How Early Is Too Early For YTD Crime Stats?
Figuring out when Year-To-Date is predictive of overall trends.
I was on Jerry Ratcliffe’s Reducing Crime podcast last year and we had a great conversation on a variety of topics related to law enforcement data (interrupted by me checking my phone and seeing the Saints had blown a late lead to the Bengals).1 The lively conversation turned to the use of year-to-date (YTD) data to evaluate crime trends and Jerry very memorably turns to me and says “oh, I have thoughts on year-to-date” with the scowl of a man who was discussing his mortal enemy.

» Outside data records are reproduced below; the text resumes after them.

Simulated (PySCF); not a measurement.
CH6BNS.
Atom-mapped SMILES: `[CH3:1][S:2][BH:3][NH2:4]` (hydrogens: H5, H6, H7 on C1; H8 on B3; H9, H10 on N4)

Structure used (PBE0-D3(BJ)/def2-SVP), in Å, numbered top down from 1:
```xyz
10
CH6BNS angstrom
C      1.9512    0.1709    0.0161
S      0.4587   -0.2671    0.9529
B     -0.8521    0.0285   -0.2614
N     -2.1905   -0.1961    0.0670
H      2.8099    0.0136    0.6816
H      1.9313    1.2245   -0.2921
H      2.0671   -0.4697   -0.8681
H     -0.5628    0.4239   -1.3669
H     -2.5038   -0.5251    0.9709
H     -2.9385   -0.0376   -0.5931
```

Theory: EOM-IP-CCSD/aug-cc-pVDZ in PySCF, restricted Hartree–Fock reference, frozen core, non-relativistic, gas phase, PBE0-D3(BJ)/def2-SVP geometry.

Indeed, Jerry does not like YTD and has written a very good piece that is worth an annual read about their shortcomings. Jerry and I agree about both YTD’s shortcomings as well as a preference to use measures like a rolling count or average for more accurately evaluating crime trends.
Consider New Orleans where saying shooting incidents are down slightly YTD in 2023 does not begin to tell the story of gun violence being persistently much higher when viewed rolling over 365 days.
Jerry is especially right about YTD totals early in the year being particularly useless. He writes “The bottom line is that with crimes such as homicide, we need not necessarily worry about crime panics at the beginning of the year. This isn't to say we should ever get complacent and of course every homicide is one too many; however the likely trend will only become clear by the autumn.”
There is a nice graph in Jerry’s piece showing how off the change in murder in Philadelphia is each month early in the year relative to the year-on-year percent change recorded in December. The FBI’s Supplementary Homicide Report data provides an excellent source for highlighting this trend in other cities.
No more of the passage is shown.